Most helpful customer reviews

23 of 26 people found the following review helpful.
Too Much Filler
By L. Young
Paul Auster has admitted in interviews that in the past few years he has found it harder and harder to come up with ideas for novels. So given this lack of ideas for fiction he seems to be churning out non-fiction of late, 'Winter Journal' in August 2012 and just 9 months ago 'Here and Now', a collection of his not very interesting correspondence with novelist J.M. Coetzee. Now we have 'Report from the Interior'. Where in 'Winter Journal' he examined his life through his physical self, he here examines his life through his interior life - his memories. For the most part I found the results lackluster. The first section of the book about his childhood, spent in middle class, suburban New Jersey is filled with memories of school, summer camp, school dances and girls, not any different from the memories of other suburban boys. Nothing makes this material rise about the ordinary, although there are occasional flashes of humor as when a family friend arrives with baseball legend Whitey Ford in tow to introduce to the young, baseball loving Auster. Is it Whitey or an imposter? Fifty years later he still doesn't know.There is an occasional flash of brillance when early in the book he describes his experience as a youngster floating outside himself, 'a phantom without weight', a dissassociatve feeling that still comes back to haunt him so many years later. But such instances are few and far between here.

The third section of the book is relatively interesting. While writing this book his first wife author, Lydia Davis, offered to provide him with copies of his correspondence to her, written while in their twenties. He focuses here on the earliest ones written to her between the ages of 19-22. These letters tell of his time at Columbia University and then in Paris doing some translation work, and his agonizing over whether to complete his junior year abroad or drop out of Columbia making him eligible for the draft during the Vietnam War. In these letters we catch glimpses of the superb writer that Auster will become. Unfortunately this section which ends the book ends with a lengthly letter to Davis describing apartment hunting in NYC, drunkenness and carousing - a touch of the juvenile. To me it was mere filler which is the main problem with this book. To be honest this book is chock full of filler. In the second section of the book Auster spends seventy pages describing in excruciating detail the plots of two films that impacted his childhood - 'The Incredible Shrinking Man' and 'I am a Fugitve from a Chain Gang'. It's easy to understand the emotional impact of these films on a young boy, but I can't explain his need to fill so many pages on them, far more pages then he gives to any books that may have influenced him as a child, which are barely mentioned at all.

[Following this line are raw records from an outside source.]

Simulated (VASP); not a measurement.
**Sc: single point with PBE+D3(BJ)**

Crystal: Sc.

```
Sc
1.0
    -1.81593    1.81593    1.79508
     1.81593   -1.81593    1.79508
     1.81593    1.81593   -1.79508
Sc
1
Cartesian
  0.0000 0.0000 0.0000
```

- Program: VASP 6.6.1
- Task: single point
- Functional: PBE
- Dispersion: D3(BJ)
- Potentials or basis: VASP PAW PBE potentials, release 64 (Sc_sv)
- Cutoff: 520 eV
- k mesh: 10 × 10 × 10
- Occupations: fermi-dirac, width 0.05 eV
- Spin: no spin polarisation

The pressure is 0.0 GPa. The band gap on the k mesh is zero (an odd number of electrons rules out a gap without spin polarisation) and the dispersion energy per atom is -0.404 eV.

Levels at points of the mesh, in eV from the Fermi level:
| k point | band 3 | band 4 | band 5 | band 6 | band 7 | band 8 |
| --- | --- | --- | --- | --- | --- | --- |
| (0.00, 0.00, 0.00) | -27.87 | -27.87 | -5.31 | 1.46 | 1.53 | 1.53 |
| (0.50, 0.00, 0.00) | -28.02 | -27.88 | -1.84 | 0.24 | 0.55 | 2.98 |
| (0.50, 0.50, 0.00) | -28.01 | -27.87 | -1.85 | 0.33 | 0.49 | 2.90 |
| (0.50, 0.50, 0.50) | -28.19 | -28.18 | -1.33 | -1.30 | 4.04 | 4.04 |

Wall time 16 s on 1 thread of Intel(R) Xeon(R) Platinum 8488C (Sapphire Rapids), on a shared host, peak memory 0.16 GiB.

Then there is the final section of filler entitled 'Album', grainy black and white photos that illustrate his text - photos from the two movies, as well as news events, and baseball and entertainment figures mentioned in the text, all unneccessary and added to fatten the otherwise slim content of this book. All in all I found it disappointing.

4 of 4 people found the following review helpful.
One Writer's Beginnings
By Foster Corbin
While all of REPORT FROM THE INTERIOR is interesting, the first section is in a word simply brilliant as Paul Auster remembers the first years of his life. (The section ends with an event that happened when the writer was in seventh grade and he was born in 1947.) The opening paragraph is stunning and one I reread again and again: "In the beginning, everything was alive. The smallest objects were endowed with beating hearts and even the clouds had names. Scissors could walk, telephones and teapots were first cousins, eyes and eyeglasses were brothers. . . The branches of trees were arms. Stones could think, and God was everywhere."

To those of us of his generation, Mr. Auster brings that time vividly back to our remembrance: the polio scare, the unsuccessful campaign of Stevenson for President in 1952, Hopalong Cassidy, the Long Ranger and Tonto, "The Twilight Zone" and literally dozens of other references to what was happening in the U. S. Mr. Auster cannot remember learning how to read. "At some point in your adolescence, your mother told you that you could identify the letters of the alphabet by the time you were three or four." He isn't sure this is a true statement since his mother "tended to exaggerate" about the accomplishments of her son. (Sound familiar?) At any rate Mr. Auster fell in love with reading and books,-- although he says there were few books in his home-- purchasing the Modern Library edition of Poe's complete poems and stories when he was only nine-- he didn't understand all that he was reading but loved the sounds of the words -- and later becoming enamored with O. Henry and purchasing in 1958 DOCTOR ZHIVAGO, another book way too difficult for an eleven year old to understand.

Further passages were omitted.